450× Faster Joins with Index Condition Pushdown

jamesblonde 3 hours ago

We call these pushdown joins in rondb. They only support an equality condition for the index condition. Joins with index condition pushdown is a bit of a mouthful.

We also went from like 6 seconds to 50ms. Huge speedup.

Reference

https://docs.rondb.com/rondb_parallel_query/#pushdown-joins

Reply View 0 replies

[removed] 3 hours ago

[deleted]

Reply View 0 replies

flufluflufluffy an hour ago

I read their website landing page but it’s still kinda confusing — what exactly is readyset? It all sounds like it’s a cache you can set up in front of MySQL/postgres. But then this article is talking about implementing joins which is what the database itself would do, not a cache. But then the blurbs talk about it like it’s a “CDN for your database” that brings your data to the edge. What the heck is it?!

Reply View 1 reply

Sesse__ 44 minutes ago

It seems to be some sort of read-only reimplementation of MySQL/Postgres that can ingest their replication streams and materialize views (for caching). Complete with a really primitive optimizer, if the article is to be believed.

Reply View | 0 replies

ianks 3 hours ago

I love this type of practical optimization for DB queries. I’ve always liked how [rom-rb](https://rom-rb.org/learn/core/5.2/combines/) made the combine pattern easy to use when joins are slow. Nice to see this implemented at DB layer

Reply View 0 replies

dangoodmanUT an hour ago

Maybe it's not obvious initially, but in retrospect, this handling of joins feels like the obvious way to handle it.
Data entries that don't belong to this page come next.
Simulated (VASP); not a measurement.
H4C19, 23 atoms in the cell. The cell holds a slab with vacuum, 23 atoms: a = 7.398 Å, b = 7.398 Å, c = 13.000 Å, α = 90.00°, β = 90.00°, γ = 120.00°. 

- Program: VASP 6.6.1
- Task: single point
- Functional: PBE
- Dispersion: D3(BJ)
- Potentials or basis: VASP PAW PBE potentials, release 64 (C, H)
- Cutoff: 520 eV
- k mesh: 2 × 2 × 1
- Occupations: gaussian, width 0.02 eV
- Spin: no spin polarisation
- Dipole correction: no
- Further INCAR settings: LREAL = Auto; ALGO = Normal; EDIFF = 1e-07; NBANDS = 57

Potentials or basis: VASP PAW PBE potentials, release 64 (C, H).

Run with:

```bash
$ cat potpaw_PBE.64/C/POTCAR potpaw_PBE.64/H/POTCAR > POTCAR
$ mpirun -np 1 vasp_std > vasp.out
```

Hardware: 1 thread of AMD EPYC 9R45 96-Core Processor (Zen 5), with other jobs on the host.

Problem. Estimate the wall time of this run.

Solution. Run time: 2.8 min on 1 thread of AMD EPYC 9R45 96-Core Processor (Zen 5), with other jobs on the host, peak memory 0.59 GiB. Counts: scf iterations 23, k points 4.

Push down filters to read the least data possible.

Or, know your data and be able to tell the query engine which kind of join strategy you would like (hash vs push down)

Reply View 2 replies

[removed] an hour ago

[deleted]

Reply View | 0 replies
SoftTalker an hour ago

Decades ago we used to provide hints in queries based on "knowing the data" but modern optimizers have a lot better statistics on indexes, and the need to tell the query optimizer what to do should be rare.

Reply View | 0 replies

bdcravens 3 hours ago

What database engine is this in? You reference your product, but I assume this is in MySQL/MariaDB?

https://dev.mysql.com/doc/refman/9.4/en/index-condition-push...

Reply View 2 replies

Sesse__ 3 hours ago

This isn't really the same as MySQL's ICP; it seems more like what MySQL would call a “ref” or “eq_ref” lookup, i.e. a simple lookup on an indexed value on the right side of a nested-loop join. It's bread and butter for basically any database optimizer.
ICP in MySQL (which can be built on top of ref/eq_ref, but isn't part of the normal index lookup per se) is a fairly weird concept where the storage engine is told to evaluate certain predicates on its own, without returning the row to the optimizer. This is to a) reduce the number of round-trips (function calls) from the executor down into the storage engine, and b) because InnoDB's secondary indexes need an extra storage round-trip to return the row (secondary indexes don't point at the row you want, they contain the primary key and then you have to lookup the actual row from the PK), so if you can remove the row early, you can skip the main row lookup.

Reply View | 0 replies
LtdJorge 2 hours ago

Seems like they are caching MySQL with their own layer built on RocksDB.

Reply View | 0 replies

[removed] 3 hours ago

[deleted]

Reply View 0 replies

vjerancrnjak 2 hours ago

Another example of row based dbs somehow being insanely slow compared to column based.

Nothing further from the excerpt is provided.